I really enjoyed this article, it’s relatively brief (funny) and to the point - WebAssembly, for a great many reasons, is shaping up to be a fantastic universal runtime. The author argues that we should be making WebAssembly our default binary target and running WebAssembly everywhere.
… with a few good jokes at Java’s expense thrown in for good measure 🤣
On the subject of WebAssembly becoming a universal runtime … Fluvio is a distributed streaming platform for real-time data. Historically many data-processing tasks have been executed in ‘batch mode’, for example, an online shop might run a batch process at the end of each data in order to generate summary reports based on the days sales. However, in many instances there are advantages to running these data-processing tasks in real-time, giving more immediate insight.
Streaming platforms are distributed by their very nature, being composed of event streams and processing nodes. WebAssembly, with its portability, multi-language support and security, is an ideal runtime for these processing nodes. This blog post gives a practical introduction to writing an aggregation node for Fluvio in Rust.
Fractals, the Game of Life and Ray Tracing are all classic programming tasks that are great vehicle for learning a new language or framework. In this blog post, the author creates a simple Ray Tracer as a way to better understand Rust and WebAssembly.

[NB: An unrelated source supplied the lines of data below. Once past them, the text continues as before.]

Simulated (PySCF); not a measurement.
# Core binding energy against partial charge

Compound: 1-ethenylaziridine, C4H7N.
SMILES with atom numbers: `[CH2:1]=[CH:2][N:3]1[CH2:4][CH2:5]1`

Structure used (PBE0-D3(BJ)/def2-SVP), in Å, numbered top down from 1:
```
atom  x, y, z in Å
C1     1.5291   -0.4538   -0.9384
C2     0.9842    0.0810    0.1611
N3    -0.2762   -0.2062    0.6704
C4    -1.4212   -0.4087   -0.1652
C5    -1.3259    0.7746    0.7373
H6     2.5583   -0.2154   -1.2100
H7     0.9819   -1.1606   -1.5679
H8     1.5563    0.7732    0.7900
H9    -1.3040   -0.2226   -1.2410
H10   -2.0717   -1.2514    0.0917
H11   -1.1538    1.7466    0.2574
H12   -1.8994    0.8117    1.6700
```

I’ve always been a fan of emulators, bringing old computer games and technology back to life. However, Wasm4 is something different, rather than emulate a real console (from the past), it is a ‘fantasy’ console. Wasm4 uses WebAssembly as its runtime (the CPU), adding a simple set of APIs for rendering to the screen, playing sounds, or handling input.
Maybe Wasm4 should team up with Wasm3 and get this fantasy console running on real hardware?